Four UK men who ran a file-sharing website which leaked films online – sometimes before they were released in cinemas – have received custodial or suspended sentences.

Steven Pegram, Mark Rollin, Paul Taylor and Alan Stephenson were part of a group which uploaded films online for others to download via BitTorrent on their website ‘thefoundary.name’.

The men obtained The Expendables 3 in July 2014 and uploaded it ahead of its cinema release in the US on August 15th.

Their actions caused a loss of around £1.5 million to producers Lionsgate Films. They also defrauded members of the Motion Picture Association of America including Paramount, Sony, Walt Disney, Fox and Warner Brothers.

Pegram was sentenced to four-and-a-half years imprisonment; Rollin to three years imprisonment. Taylor and Stephenson both received two year prison sentences, suspended for 24 months.

Pegram owned the site and paid for its servers along with Taylor and both uploaded films for sharing. Rollin had encoded and uploaded numerous films to the site and had 47 high quality films on his computer. Stephenson set up and maintained the website.

Are You Here from Millennium Entertainment and Third Person by Sony Entertainment were found on Rollin’s computer before they had been released in cinemas in November and December 2014. Other files found included 22 Jump Street, Transformers Age of Extinction and audio files of Bad Neighbours and Godzilla.

The estimated loss to the movie industry of the group uploading and sharing Godzilla and X-Men: Days of Future Past alone was almost £4 million.

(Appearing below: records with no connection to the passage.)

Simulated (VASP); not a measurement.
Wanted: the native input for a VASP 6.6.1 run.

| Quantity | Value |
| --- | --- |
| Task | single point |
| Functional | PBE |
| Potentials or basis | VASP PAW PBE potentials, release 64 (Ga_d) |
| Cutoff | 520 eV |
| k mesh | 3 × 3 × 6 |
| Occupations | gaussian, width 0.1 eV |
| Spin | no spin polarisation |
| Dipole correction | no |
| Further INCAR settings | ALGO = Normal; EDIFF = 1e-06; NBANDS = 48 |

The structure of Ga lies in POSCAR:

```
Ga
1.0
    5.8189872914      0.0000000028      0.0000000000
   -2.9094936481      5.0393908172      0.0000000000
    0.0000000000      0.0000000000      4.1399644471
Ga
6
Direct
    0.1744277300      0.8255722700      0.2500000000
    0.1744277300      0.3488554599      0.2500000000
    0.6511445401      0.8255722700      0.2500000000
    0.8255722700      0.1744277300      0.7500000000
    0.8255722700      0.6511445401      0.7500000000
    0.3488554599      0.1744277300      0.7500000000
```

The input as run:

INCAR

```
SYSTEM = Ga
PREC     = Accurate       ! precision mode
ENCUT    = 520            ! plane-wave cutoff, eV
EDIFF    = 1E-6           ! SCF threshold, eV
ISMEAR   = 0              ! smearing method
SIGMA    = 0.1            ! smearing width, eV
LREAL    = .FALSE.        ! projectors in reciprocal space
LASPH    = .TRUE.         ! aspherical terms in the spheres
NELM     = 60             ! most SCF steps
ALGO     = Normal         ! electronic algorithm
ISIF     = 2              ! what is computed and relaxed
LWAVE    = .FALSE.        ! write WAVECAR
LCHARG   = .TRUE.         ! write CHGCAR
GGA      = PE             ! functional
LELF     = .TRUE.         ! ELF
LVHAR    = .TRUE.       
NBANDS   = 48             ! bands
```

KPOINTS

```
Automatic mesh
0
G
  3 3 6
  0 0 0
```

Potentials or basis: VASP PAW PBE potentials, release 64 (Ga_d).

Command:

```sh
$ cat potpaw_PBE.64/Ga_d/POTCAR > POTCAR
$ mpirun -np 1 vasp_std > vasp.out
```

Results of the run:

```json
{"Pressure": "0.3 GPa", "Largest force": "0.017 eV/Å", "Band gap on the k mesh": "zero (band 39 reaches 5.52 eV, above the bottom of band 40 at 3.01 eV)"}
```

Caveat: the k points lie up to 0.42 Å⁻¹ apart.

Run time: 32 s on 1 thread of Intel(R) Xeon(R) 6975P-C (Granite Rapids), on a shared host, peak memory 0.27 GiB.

Leigh Webber, of the Crown Prosecution Service (CPS), said: “These defendants set up and ran a site which allowed users to download films for free via BitTorrent, including the Expendables 3 before its release in the cinema. All of them had clear knowledge of what the site was used for and were well aware they were breaching the copyright of the production companies. The CPS showed the court the numerous files on computers seized from the defendants and the payments they had made to keep the site up and running. Evidence also showed that the harm caused to members of the Motion Picture Association totalled around £7 million.”

Rollin and Stephenson pleaded guilty to conspiracy to defraud the copyright owners of works including or contained within films and the proprietors of trademarks contained within or accompanying the said works. Pegram and Taylor pleaded guilty to conspiracy to defraud on the first day of their trial on December 3rd 2018.